Why doesn't SQL support "= null" instead of "is null"?
Asked Answered
E

13

28

I'm not asking if it does. I know that it doesn't.

I'm curious as to the reason. I've read support docs such as as this one on Working With Nulls in MySQL but they don't really give any reason. They only repeat the mantra that you have to use "is null" instead.

This has always bothered me. When doing dynamic SQL (those rare times when it has to be done) it would be so much easier to pass "null" into where clause like this:

@where = "where GroupId = null"

Which would be a simple replacement for a regular variable. Instead we have to use if/else blocks to do stuff like:

if @groupId is null then
     @where = "where GroupId is null"
else
     @where = "where GroupId = @groupId"
end

In larger more-complicated queries, this is a huge pain in the neck. Is there a specific reason that SQL and all the major RDBMS vendors don't allow this? Some kind of keyword conflict or value conflict that it would create?

Edit:

The problem with a lot of the answers (in my opinion) is that everyone is setting up an equivalency between null and "I don't know what the value is". There's a huge difference between those two things. If null meant "there's a value but it's unknown" I would 100% agree that nulls couldn't be equal. But SQL null doesn't mean that. It means that there is no value. Any two SQL results that are null both have no value. No value does not equal unknown value. Two different things. That's an important distinction.

Edit 2:

The other problem I have is that other HLLs allow null=null perfectly fine and resolve it appropriately. In C# for instance, null=null returns true.

Exploration answered 16/8, 2011 at 13:20 Comment(5)
Relevant Wikipedia article Null (SQL)Saffian
Instead of this clause, it's perfectly acceptable to make your where clause something like "where GroupId is null OR GroupId = @groupId"... depending on your RDBMS, certain phrasing will be more optimal than others.Mcalister
Good point, Jeremy. And I've done that in a lot of queries. I forgot about OR-ing the other state in there. Still, I find it frustrating that I have to.Exploration
possible duplicate of Why does NULL = NULL evaluate to false in SQL serverLexielexigraphy
NULL is a placeholder for a value that is missing. Why that value is missing is semantics which are provided by your data model and/or your application, not the SQL language. This includes your "No value" interpretation as well as everyone else's. As for the history, Ted Codd proposed it and SQL implemented it. Codd went on to propose a second kind of NULL but everyone ignored him that time.Miltonmilty
C
28

The reason why it's off by default is that null is really not equal to null in a business sense. For example, if you were joining orders and customers:

select * from orders o join customers c on c.name = o.customer_name

It wouldn't make a lot of sense to match orders with an unknown customer with customers with an unknown name.

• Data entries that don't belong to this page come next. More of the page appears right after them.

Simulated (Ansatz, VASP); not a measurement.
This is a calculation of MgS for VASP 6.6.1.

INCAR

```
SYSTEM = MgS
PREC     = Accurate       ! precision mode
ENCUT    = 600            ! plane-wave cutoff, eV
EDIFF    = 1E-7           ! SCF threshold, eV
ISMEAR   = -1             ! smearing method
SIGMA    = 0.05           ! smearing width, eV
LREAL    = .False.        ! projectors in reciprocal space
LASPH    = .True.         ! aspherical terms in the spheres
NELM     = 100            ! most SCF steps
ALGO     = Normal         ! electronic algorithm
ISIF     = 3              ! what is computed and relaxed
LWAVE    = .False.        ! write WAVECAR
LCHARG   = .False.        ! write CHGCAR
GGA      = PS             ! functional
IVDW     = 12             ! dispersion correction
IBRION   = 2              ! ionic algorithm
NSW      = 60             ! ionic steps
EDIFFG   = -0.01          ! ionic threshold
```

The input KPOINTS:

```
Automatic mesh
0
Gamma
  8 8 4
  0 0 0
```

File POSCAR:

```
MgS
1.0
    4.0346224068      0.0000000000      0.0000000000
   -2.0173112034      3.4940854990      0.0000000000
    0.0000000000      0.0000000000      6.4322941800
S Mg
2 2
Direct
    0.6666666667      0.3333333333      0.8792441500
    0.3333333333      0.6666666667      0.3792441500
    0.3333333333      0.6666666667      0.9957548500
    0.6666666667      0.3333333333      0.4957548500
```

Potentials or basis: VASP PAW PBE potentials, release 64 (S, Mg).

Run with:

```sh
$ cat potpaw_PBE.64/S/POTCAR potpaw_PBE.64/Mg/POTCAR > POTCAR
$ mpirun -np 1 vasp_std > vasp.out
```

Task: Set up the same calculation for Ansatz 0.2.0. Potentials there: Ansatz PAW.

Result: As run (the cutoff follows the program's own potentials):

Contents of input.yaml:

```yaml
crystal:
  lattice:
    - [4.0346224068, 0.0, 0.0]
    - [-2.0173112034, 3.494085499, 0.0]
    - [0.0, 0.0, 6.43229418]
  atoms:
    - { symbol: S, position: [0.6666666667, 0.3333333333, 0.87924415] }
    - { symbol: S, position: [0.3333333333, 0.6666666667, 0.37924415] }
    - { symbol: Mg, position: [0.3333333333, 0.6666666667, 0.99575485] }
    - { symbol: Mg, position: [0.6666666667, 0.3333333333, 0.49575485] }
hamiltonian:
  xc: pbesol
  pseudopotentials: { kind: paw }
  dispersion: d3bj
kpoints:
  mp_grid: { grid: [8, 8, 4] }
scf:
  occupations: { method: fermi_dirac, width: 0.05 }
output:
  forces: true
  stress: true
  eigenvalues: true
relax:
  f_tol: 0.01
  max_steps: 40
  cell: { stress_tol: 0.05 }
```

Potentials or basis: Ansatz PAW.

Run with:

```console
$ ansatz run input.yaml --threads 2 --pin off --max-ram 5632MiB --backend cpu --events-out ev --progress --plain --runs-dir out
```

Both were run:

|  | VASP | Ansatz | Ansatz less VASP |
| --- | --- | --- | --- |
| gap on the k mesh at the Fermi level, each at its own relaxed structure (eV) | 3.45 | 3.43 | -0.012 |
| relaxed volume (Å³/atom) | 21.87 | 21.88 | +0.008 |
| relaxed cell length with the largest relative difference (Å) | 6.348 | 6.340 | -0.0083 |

Most databases allow you to customize this behaviour. For example, in SQL Server:

set ansi_nulls on
if null = null  
    print 'this will not print' 
set ansi_nulls off
if null = null  
    print 'this should print'
Cajole answered 16/8, 2011 at 13:36 Comment(0)
G
11

Equality is something that can be absolutely determined. The trouble with null is that it's inherently unknown. If you follow the truth table for three-value logic, null combined with any other value is null - unknown. Asking SQL "Is my value equal to null?" would be unknown every single time, even if the input is null. I think the implementation of IS NULL makes it clear.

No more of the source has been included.